Taxes, tax credits debated among legislature
Published 8:32 am Thursday, April 2, 2015
By Julia C. Howard
NC House of Representatives
The Senate unveiled a new sales tax distribution proposal, which would shift sales tax revenues away from municipalities like Raleigh, Charlotte, and Durham and towards rural populations and counties.The House passed a bill that would reinstate the Historic Preservation Tax Credit. Finally, both chambers revealed their compromise plan on future gas and diesel taxes, which is set for a vote.

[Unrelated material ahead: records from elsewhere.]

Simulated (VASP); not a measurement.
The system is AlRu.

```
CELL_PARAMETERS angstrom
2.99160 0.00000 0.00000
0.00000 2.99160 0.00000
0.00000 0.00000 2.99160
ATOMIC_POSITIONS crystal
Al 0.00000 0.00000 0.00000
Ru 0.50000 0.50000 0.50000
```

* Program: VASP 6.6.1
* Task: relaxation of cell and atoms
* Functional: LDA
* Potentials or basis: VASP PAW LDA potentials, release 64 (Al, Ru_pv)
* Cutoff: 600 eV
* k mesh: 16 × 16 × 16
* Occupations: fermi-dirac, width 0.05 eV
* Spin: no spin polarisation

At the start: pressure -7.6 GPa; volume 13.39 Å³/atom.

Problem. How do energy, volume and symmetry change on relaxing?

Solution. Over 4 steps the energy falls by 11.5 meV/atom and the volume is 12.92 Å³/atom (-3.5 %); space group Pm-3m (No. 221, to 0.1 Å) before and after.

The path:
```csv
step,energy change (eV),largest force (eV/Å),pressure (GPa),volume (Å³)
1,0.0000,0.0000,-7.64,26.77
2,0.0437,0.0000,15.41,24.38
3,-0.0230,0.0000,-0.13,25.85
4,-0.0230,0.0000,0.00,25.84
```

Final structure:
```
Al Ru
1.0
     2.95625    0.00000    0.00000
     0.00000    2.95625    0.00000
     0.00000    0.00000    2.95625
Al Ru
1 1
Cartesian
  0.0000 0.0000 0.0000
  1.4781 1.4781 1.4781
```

• The tax credit for expenses related to rehabilitating historic properties expired on Jan. 1, after the House and Senate allowed it to expire as part of the larger tax reform that the House and Senate began in 2013. The credit was used to revitalize downtown properties, such as main street building facades, and develop larger historic properties into income-generating commercial districts, like the tobacco campus in Durham. However, the credit was criticized for its use by private homeowners for simple home renovations and its concentration in wealthy, tier three counties.
The new proposal reinstates the tax credit as the Historic Rehabilitation Tax Credits Investment Program, which can be claimed for a lower rate than the previous credit, imposes a cap, and increases the amount that can be claimed by tier 1 and 2 projects. Similar to the previous credit, there are lower rates for non-income generating properties. The new credit is set to expire in 2021. The Mill Rehabilitation Tax Credit was not included in this extension. Projects are no longer able to apply for that credit and all eligible projects will no longer receive the credit for expenditures after Jan. 1, 2023.
This bill passed the House on Thursday and has been received by the Senate.
• Over the interim, the Revenue Laws Study Committee, which I chaired, was ordered to study the collection of taxes by rental intermediary companies such as Air B&B. These companies allow homeowners to rent rooms in their house for a short period of time through their system. Air B&B is part of what economists have named “the sharing economy,” which empowers non-commercial entities to collect fees for simple services. Another example of a sharing economy system are ride share programs like Uber and Lyft, which allow car owners to provide rides to Uber and Lyft users for a fee, similar to a taxi service. Since this economy is relatively new, it’s highly unregulated, and these young companies are sometimes able to avoid lawful taxes and insurance requirements that apply to their trade.
It is important to encourage innovation and allow new business to thrive. Uber drivers and Air B&B renters are able to supplement their income and provide for their families through these new systems. Still, taxes should be collected when lawfully applicable. This week I filed HB 379 which would clarify that Occupancy and Sales taxes should apply to rentals provided through Air B&B. Occupancy taxes apply to short-term rentals and are used exclusively for county and municipality tourism-related expenses. This tax is already collected by commercial entities like hotels and bed and breakfasts, and would apply to homeowners as well. Sales taxes apply to middle-men services provided through companies like Hotels.com, which serve an equivalent function with Air B&B.
This bill doesn’t impose or increase any tax or fee, it simply clarifies that these new companies are liable to collect taxes that already apply to their industry. It ensures that the short-term rental market is fair and free from harmful and unequal taxation.
• I wanted to take a brief moment to notify you of upcoming construction work on Joe Road. I received multiple complaints about the road’s poor conditions and wanted to take time to report that DOT has included Joe Road in its April award of the 2015 Chip Seal contract. The road will be patched by DOT workers and then sealed by a contractor with a completion date of October.